I recently
started cooking a lot, not because I am domestic but because I like food. My
favourite utensil is this wooden spoon with a Chinese chef on it; he is a
little delightful man with a smile on his face and his body is the spoon. My
mother was obsessed with the thing. Before we moved to our current home we
lived in a much smaller cramped house and my mother complained about it all the
time. She whined about the kitchen size and the size of her bedroom and whined
about how the wardrobe could only fit my father’s clothes. My father ignored
her because anyone who knows my mother knows that she may complain a lot but
she can live through anything; even a house with no space for her to flourish.

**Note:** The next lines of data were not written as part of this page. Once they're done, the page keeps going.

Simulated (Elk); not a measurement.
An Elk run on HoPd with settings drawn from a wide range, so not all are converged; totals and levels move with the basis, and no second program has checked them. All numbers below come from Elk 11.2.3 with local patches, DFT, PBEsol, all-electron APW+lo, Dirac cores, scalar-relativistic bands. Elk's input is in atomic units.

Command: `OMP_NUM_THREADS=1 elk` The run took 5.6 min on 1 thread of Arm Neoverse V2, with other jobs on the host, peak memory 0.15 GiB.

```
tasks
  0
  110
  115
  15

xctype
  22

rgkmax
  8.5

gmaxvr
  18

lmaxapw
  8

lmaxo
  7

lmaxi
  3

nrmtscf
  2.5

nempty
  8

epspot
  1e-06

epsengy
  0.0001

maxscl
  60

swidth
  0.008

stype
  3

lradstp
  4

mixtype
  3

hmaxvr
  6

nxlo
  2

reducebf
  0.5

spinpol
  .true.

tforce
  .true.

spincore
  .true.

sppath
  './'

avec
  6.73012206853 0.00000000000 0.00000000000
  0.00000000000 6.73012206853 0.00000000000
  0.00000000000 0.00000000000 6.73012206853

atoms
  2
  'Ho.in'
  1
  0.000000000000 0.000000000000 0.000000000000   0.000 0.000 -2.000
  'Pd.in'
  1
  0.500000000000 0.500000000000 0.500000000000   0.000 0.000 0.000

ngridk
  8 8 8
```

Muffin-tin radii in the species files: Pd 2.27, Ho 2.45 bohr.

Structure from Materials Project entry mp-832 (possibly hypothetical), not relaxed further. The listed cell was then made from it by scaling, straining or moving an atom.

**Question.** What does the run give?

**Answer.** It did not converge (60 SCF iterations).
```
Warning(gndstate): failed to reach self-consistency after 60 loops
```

The house we now live in was built in about eight months but even before it had
a roof my mother had started shopping for her new kitchen. All she had seen was
the plan but she was filled with intense hope and excitement for her new
kitchen. Everything she did evolved around her ‘new kitchen’. Silverware,
non-stick pans and skewers, bamboo chopping boards, dinner plates and serving
dishes were purchased and stored away and whenever she bought them you could
see her already in her ‘new kitchen’. The wooden spoon with the Chinese man was
stored away too and was out of bounds until my mother cooked for her husband in
her new kitchen.
The pastor said
something about hope and faith, faith is the evidence of things hoped for and
not seen, so it can be said that hope is the driver of faith. My mother had
both in overdose. Three weeks ago an aunt of mine said that hope deferred makes
the heart sick. That’s exactly what you can say happened to my mother. We moved
into the new house and the kitchen was a blank slate waiting for my mother to
mold it into whatever she wanted it to be. But before she could my father fell
ill and in under two weeks he died. So here she was, in the exact place she had
been hoping to be in but not in the exact situation. Things came to a halt in
my mother’s world and growth happened. Growth is scary because nobody is ever
ready for it but it demands to happen, whether your heart is sick or not. So time
passed and slowly I began to see her come together.
When the ‘new
kitchen’ was 50% done my mother demanded us, her slaving minions to bring the
boxes of stuff she had spent ages collecting and piece by piece she threw away
the old stuff and replaced it with new stuff. Among the old stuff where things
older than me, things my dad owned before he married my mother, things my
mother owned in her single lady home. They held such great memories and told
stories and were sentimental but piece by piece they each got thrown into a
sack to be disposed of or given out. My mother was fierce about her new
beginning and she was going to get it whether it hurt or not. Finally the
Chinese man took his place in the new kitchen symbolizing a new page and new
times. When everything was in its place I could see that my mother had more
excitement hoping than she had when her hopes came to pass. She didn’t care
where the new stuff was anymore, the wooden Chinese man lost an eyebrow and she
hasn’t even noticed because she honestly doesn’t care. Now the kitchen is
done-ish because come on, this isn’t the movies, things get broken every day
and idiot toddlers draw on perfectly painted walls any day but it’s my mother’s
kitchen and sometimes when it’s clean I can see her looking at her handy work
and mentally patting her own back. And she is now a project junkie, moving from
one achievement to another. Sometimes she wakes me up at odd hours or
interrupts my TV time with long tales of what is on her mind or what she is
planning and in those moments I see that she is alive, through all the nonsense
she has received from life, she still hopes and perseveres. From her losses she
learned that winning is possible and from her setbacks she learned comebacks.
Hope deferred
makes the heart sick but it also makes the heart stronger and teaches the heart
to persevere beyond the pain. In the end everything is okay, and if it is not
okay then it is not the end.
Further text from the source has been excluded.